A draft agreement has been reached at the COP21 Climate Change Conference #ParisAgreement

From The Wall Street Journal:

Support Builds for Global Agreement on Climate Change

Final draft receives backing from EU, India, despite watering down obligations

By Gabriele Steinhauser and Matthew Dalton | Updated Dec. 12, 2015 12:08 p.m. ET

PARIS—Delegates from 195 nations participating in climate talks here appeared close Saturday to an international deal to tackle global warming that, if implemented, would force businesses and citizens to sharply reduce their use of fossil fuels and could fundamentally transform the global economy.

Some large players, including the European Union and, crucially, India, threw their support behind the latest proposal fairly quickly and many delegates expressed optimism that it would be approved later in the day. Others, however, cautioned of last-minute obstacles, since objection from a single country, no matter how small, could still derail a deal.

For the first time, all of the world’s countries—rich and poor—would be expected to take action to limit their greenhouse-gas emissions and thus contain global warming. Ahead of the negotiations, 186 governments had made pledges on how to limit their emissions in the coming decades, although scientists say their plans fall far short of what is needed to keep global temperatures at a manageable level. . . .
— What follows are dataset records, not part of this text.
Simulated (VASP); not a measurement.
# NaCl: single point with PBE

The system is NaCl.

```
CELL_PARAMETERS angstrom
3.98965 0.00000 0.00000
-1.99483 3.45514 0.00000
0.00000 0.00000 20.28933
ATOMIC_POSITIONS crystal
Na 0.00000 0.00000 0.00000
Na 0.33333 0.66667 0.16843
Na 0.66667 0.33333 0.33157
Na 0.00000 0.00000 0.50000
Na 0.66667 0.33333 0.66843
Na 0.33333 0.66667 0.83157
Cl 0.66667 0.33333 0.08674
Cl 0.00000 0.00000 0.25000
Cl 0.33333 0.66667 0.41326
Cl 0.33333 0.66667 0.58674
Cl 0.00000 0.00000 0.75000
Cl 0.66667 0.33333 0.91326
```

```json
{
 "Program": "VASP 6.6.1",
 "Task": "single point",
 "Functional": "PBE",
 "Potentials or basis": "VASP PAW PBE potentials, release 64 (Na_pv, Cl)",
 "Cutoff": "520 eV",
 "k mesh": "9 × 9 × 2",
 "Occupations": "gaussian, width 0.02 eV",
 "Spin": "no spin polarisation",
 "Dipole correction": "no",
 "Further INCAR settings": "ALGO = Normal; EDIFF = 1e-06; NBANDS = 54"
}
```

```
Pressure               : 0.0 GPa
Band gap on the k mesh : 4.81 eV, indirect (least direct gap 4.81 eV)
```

The new draft released early Saturday afternoon watered down obligations both for developed and developing countries—an attempt to iron out long-standing disputes that could backfire as talks draw to a close—when compared with a previous proposal published Thursday.

Crucially, a requirement for rich countries to mobilize at least $100 billion in annual aid to help poorer countries adapt to the effects of climate change and build up greener power generation—one of the major sticking points during the talks—has been moved from the body of the deal into an accompanying decision.

That could make it easier for the U.S. government to ratify the deal without involving Congress, but risks being interpreted as less convincing by developing countries. At the same time, states that were classified as developing countries when climate talks began decades ago but are now growing rapidly are expected to chip in only voluntarily.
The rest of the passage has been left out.